Dear Esther developer clarifies debate on burgeoning genre

In the past few years, a game genre has emerged that's found millions of fans. So-called "walking sims" like Dear Esther, Gone Home, Firewatch and Virginia have extended the definition of games, from physical and mental challenges, to narrative experiences that tease nuanced emotional responses from players.

These games have also attracted plenty of criticism from people who refuse to recognize them as games, due to their general lack of puzzle or physical manipulation elements.

Critics scorn such games as "walking simulations," a name that has since been ironically embraced by fans of the genre, and is now becoming a fairly neutral genre rubric. However, it is not universally accepted. Other descriptors include "narrative games" or "empathy games."

The release last week of Virginiaa brilliant tale of belonging, identity and ethics — has reignited the debate.

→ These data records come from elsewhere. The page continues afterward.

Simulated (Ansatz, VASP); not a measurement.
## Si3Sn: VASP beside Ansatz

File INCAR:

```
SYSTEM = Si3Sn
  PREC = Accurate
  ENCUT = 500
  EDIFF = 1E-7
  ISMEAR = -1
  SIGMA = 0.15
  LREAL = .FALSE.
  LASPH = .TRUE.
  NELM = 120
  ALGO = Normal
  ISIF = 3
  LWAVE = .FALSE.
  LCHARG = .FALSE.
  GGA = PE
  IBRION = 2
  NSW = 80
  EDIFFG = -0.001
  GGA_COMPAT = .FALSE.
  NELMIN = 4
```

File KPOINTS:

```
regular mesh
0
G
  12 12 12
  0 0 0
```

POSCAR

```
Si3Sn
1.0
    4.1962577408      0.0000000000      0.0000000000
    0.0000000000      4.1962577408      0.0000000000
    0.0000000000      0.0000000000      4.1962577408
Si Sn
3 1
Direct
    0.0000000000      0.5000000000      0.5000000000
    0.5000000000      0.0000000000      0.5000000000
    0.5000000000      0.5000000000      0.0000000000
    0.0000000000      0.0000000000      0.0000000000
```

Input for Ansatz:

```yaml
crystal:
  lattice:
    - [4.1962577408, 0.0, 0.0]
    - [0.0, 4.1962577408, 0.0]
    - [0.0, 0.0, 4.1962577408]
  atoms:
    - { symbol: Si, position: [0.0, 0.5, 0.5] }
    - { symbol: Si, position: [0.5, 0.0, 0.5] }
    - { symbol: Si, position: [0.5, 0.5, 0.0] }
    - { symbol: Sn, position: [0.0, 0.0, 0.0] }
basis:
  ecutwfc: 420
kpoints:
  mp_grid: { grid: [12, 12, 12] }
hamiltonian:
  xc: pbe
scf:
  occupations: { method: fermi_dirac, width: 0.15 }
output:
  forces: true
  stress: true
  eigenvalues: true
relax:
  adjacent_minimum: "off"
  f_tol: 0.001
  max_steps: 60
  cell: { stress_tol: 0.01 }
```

This week, Dan Pinchbeck, one of the creators of Dear Esther, offered up some illuminating thoughts on the subject. Speaking to PCGamesN he said, "The idea that games have to be defended from innovation is new, as well as being something which I just don’t agree with. It’s not a conversation I ever remember having up until a few years ago."

His game, launched back in 2012 on Windows PC and last week on PlayStation 4 and Xbox One, was a key milestone in the history of games in which the player is expected to follow a fairly straight story path. The game, set on a remote island, is challenging at an emotional and intellectual level, but eschews physical barriers or mental gymnastics.

Likewise, Virginia only ever tasks the player with proceeding through the story and observing narrative elements along the way. This has once again prompted comments threads with the "But is it really a game?" school of thought.

Speaking of Dear Esther and the genre in general, Pinchbeck added, "It doesn’t matter if you understand it or it doesn’t matter if you ‘get’ it. It’s not a problem to be solved, it’s just a thing to be in for a while."


Critics insist that a game is only a game if it presents some kind of challenge, or a definitive fail-state. Pinchbeck takes issue with this view, while acknowledging the difficulty of hard and fast definitions.

"Maybe it’s because I started playing games in the late ‘70s and early ‘80s. The stuff coming out was just completely crazy, people just trying stuff left, right and centre. It felt like games were always about questioning what they could be."

"I think it’s one of those things that once you start unpicking it, it starts coming apart at the seams. If it’s all about a game has to have mechanics well then you start to go, well, Space Invaders, is that less of a game than Far Cry because it’s got fewer mechanics? Or, if a game is about having a fail state then does that mean that a game that doesn’t punish you for dying, like a Far Cry game where it happens really trivially, does that make it less of a game than Bloodborne where the stakes for death are higher? Whichever way you come at it, you start unpicking those strands and it doesn’t really make sense apart from the ‘feeling’ of what a game ought to do."

No doubt, the debate will go on as more games like Virginia find wide audiences and dedicated fans.